We identified the need to create quality, luxury equivalent apartment-style living for people that don’t want to maintain a big home but want to stay in their community. We want to provide them that opportunity to have high quality of living in the community they love at an affordable price.

And then simultaneously, when they move out of their home, it gives an opportunity for a new young family to come into that into that community. And new young families bring a new vibrancy – they’re going to bring new money, they’re going to perform renovations on these homes. So, it’s vital to build these homes in great neighborhoods.

Then, there is the second component. A lot of these kids love their town, they grew up in the town, they love the town, they would like to go back to the town, but maybe they can’t necessarily afford it. We’re going to be able to offer them a place to live in their community at a price that’s affordable for them, even at their early-stage jobs.

What projects are you currently working on?

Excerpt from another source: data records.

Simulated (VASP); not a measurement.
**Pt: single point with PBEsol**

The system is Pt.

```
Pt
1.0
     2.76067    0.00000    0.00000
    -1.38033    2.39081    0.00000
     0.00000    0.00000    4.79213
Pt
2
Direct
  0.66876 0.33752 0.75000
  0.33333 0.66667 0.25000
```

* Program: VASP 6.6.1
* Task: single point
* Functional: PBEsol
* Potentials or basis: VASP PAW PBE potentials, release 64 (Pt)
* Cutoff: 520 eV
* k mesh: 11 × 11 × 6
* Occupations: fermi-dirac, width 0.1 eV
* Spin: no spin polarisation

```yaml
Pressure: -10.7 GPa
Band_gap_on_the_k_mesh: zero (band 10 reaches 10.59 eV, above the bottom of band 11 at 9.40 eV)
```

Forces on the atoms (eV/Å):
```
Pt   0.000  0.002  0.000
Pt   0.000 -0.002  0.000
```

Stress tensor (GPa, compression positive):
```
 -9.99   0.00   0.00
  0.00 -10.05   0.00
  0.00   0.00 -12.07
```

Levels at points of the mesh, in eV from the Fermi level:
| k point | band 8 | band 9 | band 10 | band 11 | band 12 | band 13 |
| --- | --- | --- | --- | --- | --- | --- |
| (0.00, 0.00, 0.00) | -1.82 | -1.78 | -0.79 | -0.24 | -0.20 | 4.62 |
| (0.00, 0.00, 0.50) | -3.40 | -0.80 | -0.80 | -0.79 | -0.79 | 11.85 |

We just finished 103 units multifamily in Orange, New Jersey – the 606 Freeman St. property called The Mural. We’re in process of leasing up – we’re about 50%, leased, and we just opened our doors on Jan. 18. And we’ve got 1,137 units that we’re building in Cape Coral, Florida. We’re about to break ground on that in March – it is affordable luxury housing.

I have this notion of a bell curve – there is the bottom 20%, the top 20%, but there are a lot of places where those segments of the population who need to be serviced are the middle 60% That’s what we focus on – the people in the middle of the income bracket and the median income, and we try to build housing that is better than what they might expect, but affordable for the dollars they make.